The title of the piece is “Captive Audience” and stems from a dream I had a few nights ago. My dream held the seeds of the ideas and images I express here but as ever it is an inexplicable combination of elements that conspire to inspire. I wish it was as simple as just recording a dream I’ve had, which has happened to many writers. Amazingly, Kubla Khan came that way to Samuel Taylor Coleridge.

Here is the text of the poem:

Captive Audience

The world is sharing a recurring dream.
Every night we fall asleep
and take up the very same challenge.

All of us are running for our lives
across a parched landscape,
shoulder to shoulder
in an endless line.

An elusive shape pursues us from behind.
We know not why.
All we hear as we race forward is the person next to us,
breathing,
and the thunder of our thousands of feet
pounding the ground beneath.

Some of us tire more easily, falter, rest,
start again.
We are united in a common purpose,
In knowing there is nothing for us
but the outrunning of this,
together.

Every time we glance backward
the specter looms closer,
changing shape with each turn of our heads.
One minute a tumbleweed six stories high,
made not of brush
but of thick snarled barbed wire.
Next, feral beasts snarling at our heels,
then, above our heads, out-sized birds of prey filling the skies,
circling ever closer.
Tomorrow night our predator will reappear,
transformed,
yet again.

In this same dream
all of us share a wish.
To awaken in our beds tomorrow morning,
having returned to the world
we once so blithely shared,
each of us knowing
it was,
all of it,
only a dream.

I read my poem “Enough.”

 

She was impossibly beautiful, astoundingly poised. She was, on that summer evening as she stood by the camp fire, perfect.
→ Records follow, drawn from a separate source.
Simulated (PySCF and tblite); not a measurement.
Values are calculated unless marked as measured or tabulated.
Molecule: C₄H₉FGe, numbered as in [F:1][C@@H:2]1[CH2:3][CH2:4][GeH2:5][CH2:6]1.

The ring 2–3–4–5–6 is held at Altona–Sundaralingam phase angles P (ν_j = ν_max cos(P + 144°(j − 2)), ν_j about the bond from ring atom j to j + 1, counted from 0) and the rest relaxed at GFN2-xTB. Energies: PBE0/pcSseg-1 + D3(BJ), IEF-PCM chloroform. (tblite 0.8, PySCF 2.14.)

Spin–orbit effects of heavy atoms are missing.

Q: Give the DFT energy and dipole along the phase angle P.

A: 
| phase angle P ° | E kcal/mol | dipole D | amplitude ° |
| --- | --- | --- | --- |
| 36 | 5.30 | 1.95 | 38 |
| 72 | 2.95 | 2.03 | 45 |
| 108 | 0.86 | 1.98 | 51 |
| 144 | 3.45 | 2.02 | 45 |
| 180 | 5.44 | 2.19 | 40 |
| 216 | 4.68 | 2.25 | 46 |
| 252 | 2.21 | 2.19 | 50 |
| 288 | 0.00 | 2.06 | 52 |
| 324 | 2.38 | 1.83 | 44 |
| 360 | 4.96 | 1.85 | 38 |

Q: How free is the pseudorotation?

There are moments in our lives that change us and how we see ourselves forever. There are also people that have that same effect on us. Yvonne who I write about here, was one of those people in my life.

Here is text of the poem:

Enough

A barbecue and swim after work had brought us together
around the campfire that summer evening,
An impromptu thing teenagers do best:
You bring the beer. I’ll bring the chips.

I watched her run up from the water laughing.
As I write this her name comes back to me: Yvonne.
Fresh from her swim she stood close to the fire
in her tiny yellow bikini
drying her waist-length sheet of onyx-colored hair with a towel.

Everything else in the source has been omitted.